There is a list of Groups. Each Group has multiple departments. There are also Employees. Each Employee belongs to a single group, but some employees also belong to a single Department within a Group. (Some employees might belong to only a Group but no Department, but no Employee will belong only to a Department).
Here is a simplified version of what I currently have:
class Group:
name = models.CharField(max_length=128)
class Department
group = models.ForeignKey(Group)
class Employee
department = models.ForeignKey(Department)
group = models.ForeignKey(Group)
The problem with this is that the Department select box on the Employees page must display all Departments, because a group has not yet been set. I tried to rectify this by making an EmployeeInline for the GroupAdmin page, but it is not good to have 500+ employees on a non-paginated inline. I must be able to use the models.ModelAdmin page for Employees (unless there is a way to search, sort, collapse and perform actions on inlines).
If I make EmployeeInline an inline of DepartmentAdmin (instead of having a DepartmentInline in GroupAdmin), then things are even worse, because it is not possible to have an Employee that does not belong to a Group.
Given my description of the relationships, am I missing out on some part of the Django ORM that will allow me to structure this relationship the way it 'should be' instead of hacking around and trying to make things come together?
Thanks a lot.
It sounds like what you want is for the Department options to only be those that are ForeignKey'ed to Group? The standard answer is that the admin site is only for simple CRUD operations.
But doing what you're supposed to do is boring.
You could probably overcome this limitation with some ninja javascript and JSON.
So first of all, we need an API that can let us know which departments are available for each group.
def api_departments_from_group(request, group_id):
departments = Department.objects.filter(group__id=group_id)

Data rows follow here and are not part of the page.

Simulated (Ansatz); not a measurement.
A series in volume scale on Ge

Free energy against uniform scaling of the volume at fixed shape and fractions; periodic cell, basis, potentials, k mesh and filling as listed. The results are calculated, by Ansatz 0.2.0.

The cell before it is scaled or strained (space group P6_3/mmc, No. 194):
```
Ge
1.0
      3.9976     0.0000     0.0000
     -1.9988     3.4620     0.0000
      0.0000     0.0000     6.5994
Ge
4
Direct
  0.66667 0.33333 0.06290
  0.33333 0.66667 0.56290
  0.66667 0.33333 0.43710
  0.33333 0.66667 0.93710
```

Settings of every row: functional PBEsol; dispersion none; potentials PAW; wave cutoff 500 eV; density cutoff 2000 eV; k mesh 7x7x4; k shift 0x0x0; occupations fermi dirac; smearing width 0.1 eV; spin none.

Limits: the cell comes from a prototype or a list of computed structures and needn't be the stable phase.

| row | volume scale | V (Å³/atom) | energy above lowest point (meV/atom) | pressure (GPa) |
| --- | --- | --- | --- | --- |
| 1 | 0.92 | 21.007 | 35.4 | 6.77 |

return json(departments) # Note: serialize, however
Once the API is in place we can add some javascript to change the <option>'s on the department select...
$(function() {
// On page load...
if ($('#id_group')) {
// Trap when the group box is changed
$('#id_group').bind('blur', function() {
$.getJSON('/api/get-departments/' + $('#id_group').val() + '/', function(data) {
// Clear existing options
$('#id_department').children().remove();
// Parse JSON and turn into <option> tags
$.each(data, function(i, item) {
$('#id_department').append('<option>' + item.name + '</option>');
});
});
});
}
});
Save that to admin-ninja.js. Then you can include it on the admin model itself...
class EmployeeAdmin(models.ModelAdmin):
# ...
class Media:
js = ('/media/admin-ninja.js',)
Yeah, so I didn't test a drop of this, but you can get some ideas hopefully. Also, I didn't get fancy with anything, for example the javascript doesn't account for an option already already being selected (and then re-select it).